Customers are your most precious resource. It takes a long time to build up a portfolio of good customers that you have a long-lasting relationship with.
Ideally your customers know what they want, are able and willing to pay for it and value your contribution.
In practice though, it is not always that clear cut. Plenty of customers do not know exactly what they want, but hopefully they have a good idea, and together you can fill in the blanks.
What is important here is that no matter what kind of consultancy you do, there are patterns that are common to all forms: A customer will approach you because they either heard from someone that you are good at what you do, or they have read about you somewhere or found you on the net. At this point an interviewing ritual starts, the prospective customer will want to get the idea that they are in good hands, you want to make sure the customer is of good standing and knows what they want.
- During this phase you meet, usually once or twice, to flesh out the details of what needs doing. If possible, go to their premises at least once and look things over. If it looks like you wouldn't want to work there if you were an employee then it is probably better to let it go. Yes, you read that right, not all customers are customers that you want to have, and one part of this is whether or not you would want to work for them in a regular job. The point is that if you wouldn't want to be a regular employee you *really* don't want to be a freelancer working for them. As a rule the expectation is that a freelancer works harder, brings to the table more expertise than a regular employee (otherwise why hire an outsider) and deals with higher level management more frequently. The difference is in the level of pay and their ability to quit hiring you and your ability to stop working for them after completion of a job.
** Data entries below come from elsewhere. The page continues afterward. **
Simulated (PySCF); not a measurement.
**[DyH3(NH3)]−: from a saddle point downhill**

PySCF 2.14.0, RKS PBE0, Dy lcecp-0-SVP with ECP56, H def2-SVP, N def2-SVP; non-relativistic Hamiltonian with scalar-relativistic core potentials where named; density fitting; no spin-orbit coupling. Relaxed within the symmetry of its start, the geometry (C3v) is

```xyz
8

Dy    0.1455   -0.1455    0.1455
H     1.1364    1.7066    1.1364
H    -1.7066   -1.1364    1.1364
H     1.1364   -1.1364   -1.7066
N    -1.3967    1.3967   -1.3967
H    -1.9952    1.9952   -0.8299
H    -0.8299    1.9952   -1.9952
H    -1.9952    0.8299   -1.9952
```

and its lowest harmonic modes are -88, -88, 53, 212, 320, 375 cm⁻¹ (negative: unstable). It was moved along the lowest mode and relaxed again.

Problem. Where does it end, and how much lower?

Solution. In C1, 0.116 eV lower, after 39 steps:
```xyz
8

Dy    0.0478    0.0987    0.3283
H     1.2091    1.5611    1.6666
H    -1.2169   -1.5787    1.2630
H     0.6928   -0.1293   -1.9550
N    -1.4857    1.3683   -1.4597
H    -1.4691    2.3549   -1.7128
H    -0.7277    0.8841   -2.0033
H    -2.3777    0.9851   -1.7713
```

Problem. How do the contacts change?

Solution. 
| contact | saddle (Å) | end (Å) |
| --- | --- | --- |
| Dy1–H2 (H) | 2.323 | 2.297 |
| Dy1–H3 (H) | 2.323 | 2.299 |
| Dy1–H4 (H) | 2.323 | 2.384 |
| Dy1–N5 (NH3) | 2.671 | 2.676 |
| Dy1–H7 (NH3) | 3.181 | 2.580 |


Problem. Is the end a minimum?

- Customers should be able and willing to pay for your services. This seems like it goes without saying, but unfortunately, not all customers are able to pay for your services, and even if they are not all of them are willing. It is up to you to make sure that they are. One way of making sure that the whole estimate-work-invoice-payment cycle runs smooth is to build in a little threshold right at the beginning. 10% down on taking on a job is a fairly reasonable amount if you have a good reputation and lots of places where you could be working. If you are just starting out you could change that in to weekly invoices, with a 7 day payment term. That way you are out at worst 2 weeks of work if a customer is not of the 'able and willing to pay' variety. And if after that period you do not get paid, seriously, walk away! There is nothing worse than a customer that does not pay when invoiced. It's better to have 20 small customers that pay small bills on time than it is to have one big one that pays large bills too late or never. That can seriously mess up your continuity and in an extreme case could cause you to go under.
Remember: Happy customers are repeat customers, and repeat customers are a lot more profitable than one offs. So if you have to go through all the overhead of a new customer for every job you will never make money enough to save. Better to have a group of reliable repetitive customers and occasionally add one or remove one than to have a wildly varying set of contacts every month.